Apple yesterday launched a first-ever public beta for iOS, offering some iPhone and iPad users a chance to test iOS 8.3, a still-under-construction edition that has been in developers' hands for more than a month.
The program, first reported two weeks ago by 9to5mac.com, followed the debut of a similar program last year for OS X Mavericks. The Mac beta was later extended to include Yosemite, the current OS edition.
It was unclear Thursday whether Apple is allowing anyone to register with the iOS 8.3 beta, is rolling out the program gradually, or is limiting access to those who had previously received invitations via the Cupertino, Calif. company's AppleSeed preview program.

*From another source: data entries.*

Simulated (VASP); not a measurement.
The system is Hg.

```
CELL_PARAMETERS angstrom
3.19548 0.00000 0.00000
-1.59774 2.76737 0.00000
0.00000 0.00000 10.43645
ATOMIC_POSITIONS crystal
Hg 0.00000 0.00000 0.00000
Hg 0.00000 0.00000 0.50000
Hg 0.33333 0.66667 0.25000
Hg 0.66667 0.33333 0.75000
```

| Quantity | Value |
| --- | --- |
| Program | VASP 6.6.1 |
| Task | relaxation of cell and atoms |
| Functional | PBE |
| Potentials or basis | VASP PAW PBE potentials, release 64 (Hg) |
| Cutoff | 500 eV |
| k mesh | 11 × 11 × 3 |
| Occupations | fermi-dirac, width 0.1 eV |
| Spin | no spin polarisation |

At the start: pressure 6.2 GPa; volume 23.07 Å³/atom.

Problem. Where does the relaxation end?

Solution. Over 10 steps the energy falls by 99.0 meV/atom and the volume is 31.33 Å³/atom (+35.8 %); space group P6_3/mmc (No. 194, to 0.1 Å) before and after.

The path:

Computerworld staffers who had previously registered for the Yosemite beta were unable to access the iOS version. They were not alone, as discussion threads filled with questions from people who wanted to know why they could not find the preview.
For one Computerworld reader, that might be just as well.
"With all beta software on a computer, users are generally discouraged from testing a beta operating system on their main computer, or a computer used for critical work," noted Eric Jacobs in an email last month after news circulated about a possible iOS public preview. "For Mac users, that's easily doable with a second computer, with an external hard disk, or a partitioned hard drive. Users can hop back and forth between the beta OS and the current OS.
"But this doesn't work with a phone. Most people have only one phone. Installing beta software that might crash, drop calls, or in the worst case, completely 'brick' [the phone], seems far more risky than testing a desktop OS beta where users can take appropriate steps to avoid potential problems."
Jacobs had a point: OS makers try to deter users from running pre-release code on their primary system. But how many have more than one smartphone?
For those who do try iOS 8.3, Apple recommended that they first back up their iPhone or iPad to their PC or Mac using iTunes — not to iCloud through an over-the-air backup — so that they can, if necessary, restore the device to its pre-beta state.
That would be a good idea: Apple's production releases of iOS have had problems in the past.
"What if an iOS beta has a bug like the one that hit 8.0.1 and users can't make phone calls?" asked Jacobs, referring to the fiasco last fall when Apple issued its first iOS 8 update, then had to quickly retract it.